Several years ago, I found that my old fashioned instincts had gained control of my morning routine. It started when a European power converter fried my electric shaver, and I was forced to replace it with a package of disposable razors from a supermarket in Oxford. Finding the blades more comfortable than the shaver, I never went back to the shaver.
More recently, I began using Old Spice after shave, primarily because I recalled my grandfathers doing so.
Then one night, googling randomly, I thought of looking to see if anyone still sold straight razors. Indeed, they do. I found a great online store called Classic Shaving. Even better, I found a site called RazorCentral which even reprinted a shaving and razor care manual from the 1700s. I was impressed.
Still, one can't jump into things too quickly, especially when one has limited funds and a hurried morning routine.

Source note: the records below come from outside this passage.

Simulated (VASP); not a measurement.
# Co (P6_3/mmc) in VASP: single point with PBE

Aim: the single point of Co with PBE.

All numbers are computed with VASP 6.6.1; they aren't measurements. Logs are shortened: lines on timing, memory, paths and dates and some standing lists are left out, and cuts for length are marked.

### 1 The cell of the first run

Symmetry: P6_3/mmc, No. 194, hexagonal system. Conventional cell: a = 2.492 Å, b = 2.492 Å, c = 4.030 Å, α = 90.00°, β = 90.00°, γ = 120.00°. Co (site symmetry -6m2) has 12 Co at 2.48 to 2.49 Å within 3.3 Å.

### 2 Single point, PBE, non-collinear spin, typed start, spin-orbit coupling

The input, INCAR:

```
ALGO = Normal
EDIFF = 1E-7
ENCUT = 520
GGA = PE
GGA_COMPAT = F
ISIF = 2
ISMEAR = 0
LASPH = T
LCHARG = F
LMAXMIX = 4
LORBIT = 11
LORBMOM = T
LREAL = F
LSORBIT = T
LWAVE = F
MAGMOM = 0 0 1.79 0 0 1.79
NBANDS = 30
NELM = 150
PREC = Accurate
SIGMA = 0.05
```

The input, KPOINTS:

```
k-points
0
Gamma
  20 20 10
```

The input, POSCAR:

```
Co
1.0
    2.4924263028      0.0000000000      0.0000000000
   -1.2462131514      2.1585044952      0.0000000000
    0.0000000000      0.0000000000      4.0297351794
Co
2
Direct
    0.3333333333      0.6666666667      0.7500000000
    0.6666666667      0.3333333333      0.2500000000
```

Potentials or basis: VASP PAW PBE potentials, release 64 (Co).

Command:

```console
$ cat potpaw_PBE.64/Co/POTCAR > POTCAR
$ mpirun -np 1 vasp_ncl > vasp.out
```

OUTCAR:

So far I've gone from using canned shaving cream to using a cake of shaving soap and a badger hair shaving brush. (Courtesy of a Christmas gift from MrsDarwin.) And more recently I bought an old fashioned double edged safety razor. This is the simpler ancestor of your modern disposable safety razor. Rather than throwing away the whole thing, you remove the head of the razor, throw away the blade, and insert another.
One of these days, though, I'm determined to restore an antique straight razor off Ebay and do the thing properly, or buy one of the nice modern straight razors still produced by European manufacturers. In the mean time, I must satisfy myself with having turned back the clock a mere 90 years.